Jakob Buksti, the transport minister, says an interview: "We have to integrate by preventing ghettos, arranged marriages, young women forced to marry men back home. We have to tighten rules on refugees and bringing relatives."
Across Europe, such political messages are garnering votes. But they appear to ignore two basic questions about integration: On what terms should it happen, and how can it occur when subtle barriers are constantly erected?
Arranged marriages are an easy target of attack. Safter Cinar, the head of an association of Berlin's 130,000 Turks, says such unions remain "the basic culture, the usual pattern." But he adds, "Western governments portray this all as coercion, but that is not so, or rarely so."
The real issue, it seems, is that these marriages bring in new immigrants. But then Europe, many say, needs immigrants — 75 million over the next 50 years by some government estimates — to compensate for its aging population. And Fortress Europe is surrounded by people clamoring to get in.
Back in Kizilcakisla, for instance, the exodus continues. Bekir Siltas, Sorgul's brother-in-law, says all the young villagers leave. "Most people try to find a way to marry their children to someone already in Germany, or Denmark or Holland," he said. "The first choice is get them out to Europe. There is no money here."
Sorgul has already found a new husband in a nearby village through an arranged marriage. He has not yet secured Danish residency papers, so the couple lives apart. Sorgul, who has begun to learn Danish and found a job sorting mail at the post office, warily voices hope that her new husband will allow her to continue working.
As for Bunyamin and Fatma, the star- crossed couple, their passion is now spiced with the occasional argument. "I guess Romeo and Juliet are what they are because they never did get each other," Fatma observes. "We got each other, and now we can argue about who does the dishes and who feeds the cat."
He says you need to be realistic. She says you have to dream. He says the Danes have some history they can be proud of. She says they have none. He says he wants to stay in Denmark. She says she wants to leave because in Turkey, she would be "invisible."

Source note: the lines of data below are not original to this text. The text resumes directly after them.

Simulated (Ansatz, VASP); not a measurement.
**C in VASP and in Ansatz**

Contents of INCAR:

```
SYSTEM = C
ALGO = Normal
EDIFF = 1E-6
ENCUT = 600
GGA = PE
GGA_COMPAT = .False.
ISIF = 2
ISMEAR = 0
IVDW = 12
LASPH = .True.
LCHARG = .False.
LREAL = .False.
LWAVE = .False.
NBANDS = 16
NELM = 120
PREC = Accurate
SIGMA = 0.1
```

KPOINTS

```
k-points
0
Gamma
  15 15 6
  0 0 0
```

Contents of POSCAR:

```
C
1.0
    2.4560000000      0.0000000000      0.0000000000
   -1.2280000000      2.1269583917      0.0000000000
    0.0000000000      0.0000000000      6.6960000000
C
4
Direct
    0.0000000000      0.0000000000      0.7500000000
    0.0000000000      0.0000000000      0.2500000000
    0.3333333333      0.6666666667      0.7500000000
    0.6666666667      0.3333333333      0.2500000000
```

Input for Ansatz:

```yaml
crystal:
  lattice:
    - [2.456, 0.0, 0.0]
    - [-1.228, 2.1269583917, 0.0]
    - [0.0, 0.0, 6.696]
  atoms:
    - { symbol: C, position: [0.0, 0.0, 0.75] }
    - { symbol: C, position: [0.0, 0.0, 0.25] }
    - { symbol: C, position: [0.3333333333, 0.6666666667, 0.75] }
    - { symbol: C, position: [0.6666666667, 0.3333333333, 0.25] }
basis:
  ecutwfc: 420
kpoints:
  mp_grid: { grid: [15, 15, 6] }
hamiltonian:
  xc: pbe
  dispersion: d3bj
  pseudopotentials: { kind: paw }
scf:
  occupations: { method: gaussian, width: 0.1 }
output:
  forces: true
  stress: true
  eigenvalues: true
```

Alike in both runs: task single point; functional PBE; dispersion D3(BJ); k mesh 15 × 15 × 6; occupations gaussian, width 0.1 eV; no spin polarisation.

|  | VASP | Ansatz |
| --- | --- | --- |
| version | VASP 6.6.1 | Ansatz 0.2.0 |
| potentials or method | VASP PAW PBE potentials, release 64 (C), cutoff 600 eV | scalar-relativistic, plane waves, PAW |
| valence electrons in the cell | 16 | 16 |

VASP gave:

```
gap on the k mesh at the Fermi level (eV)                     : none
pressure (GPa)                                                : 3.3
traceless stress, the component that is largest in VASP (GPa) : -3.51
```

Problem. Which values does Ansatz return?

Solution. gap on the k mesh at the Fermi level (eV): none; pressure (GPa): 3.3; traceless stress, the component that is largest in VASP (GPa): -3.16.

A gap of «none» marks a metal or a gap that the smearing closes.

For now, they will remain, Turks in Denmark with Danish passports, in-between people. With them is Bunyamin's son, the now 12-year-old Alattin Simsek, a Danish citizen, fluent in Turkish and Danish, proficient in English, and already a computer whiz.
The boy, two generations removed from Ali Simsek and three decades on from his grandfather's pioneering three-day train journey from Anatolia to Aarhus, has created his own Pokemon Web site. The site has already attracted 12,000 visitors; their culture is global, their nationalities unknown.